Tuesday October 6th, 2015

The exercise:

Write two haiku about: the planets.

Kat had another prenatal yoga class in Oliver this morning, so Max and I went along to drop her off and then play in the park for an hour. Lunch afterward again. It's becoming a bit of a weekly ritual.

She's still having a lot of up and down days, especially with her stamina, but I think things continue to trend toward getting over the morning sickness the first trimester uses as its calling card.

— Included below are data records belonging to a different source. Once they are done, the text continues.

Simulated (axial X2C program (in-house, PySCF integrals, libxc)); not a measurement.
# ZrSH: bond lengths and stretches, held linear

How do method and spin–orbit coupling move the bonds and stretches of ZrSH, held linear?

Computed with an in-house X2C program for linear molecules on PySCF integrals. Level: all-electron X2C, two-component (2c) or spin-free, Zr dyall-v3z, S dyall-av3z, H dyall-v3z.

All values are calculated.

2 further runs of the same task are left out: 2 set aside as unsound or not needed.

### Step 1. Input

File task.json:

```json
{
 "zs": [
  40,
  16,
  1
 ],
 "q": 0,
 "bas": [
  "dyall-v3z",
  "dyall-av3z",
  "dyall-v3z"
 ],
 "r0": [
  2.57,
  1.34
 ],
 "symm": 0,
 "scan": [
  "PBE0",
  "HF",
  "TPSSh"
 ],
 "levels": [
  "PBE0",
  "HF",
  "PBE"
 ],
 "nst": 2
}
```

Me? It's only Tuesday and I'm already feeling a bit lost knowing that I'm not harvesting on Friday and attending the farmers market on Saturday.

Mine:

Round and round they go,
dancers performing cosmic
choreography

*     *     *

This planet has had
enough of us... but no one
else wants us either

3 Comments:

Greg said...

As weekly rituals go, that's not a bad one to have! Let's hope the weather doesn't cause too many complications with it. And I'm sure you'll find something to do with your new spare time, or rather, I'm sure that the people around you will spot that you seem to have spare time and find things for you do to with it ;-)
I think it's a draw between your two haiku this week; the first has beautiful use of language, and the second is pithy and direct.

The planets
Summer follows Spring,
Acid rain is typical,
This is just Venus.

Uranus winter:
Rain (methane), gusting winds (fast!),
No warmth for... ever.

[It seems only one of the planets has a six letter name, so that's the acrostic today.]

morganna said...

Immensely huge to
Us, yet the tiniest speck
Of the universe.

Marc said...

Greg - thanks for the kind words on mine. I was quite proud of my first one, as I had a bit of a struggle squeezing 'cosmic choreography' in there :)

Quite enjoyed both of your haiku as well, especially considering the acrostic you pulled off. Though I feel like I should point out that there is one other six letter planet name... and that you used it in your second haiku.

Morganna - you've captured the ridiculous scale of the universe very nicely here. It's strange to think how trivial so many things truly are when put into that context.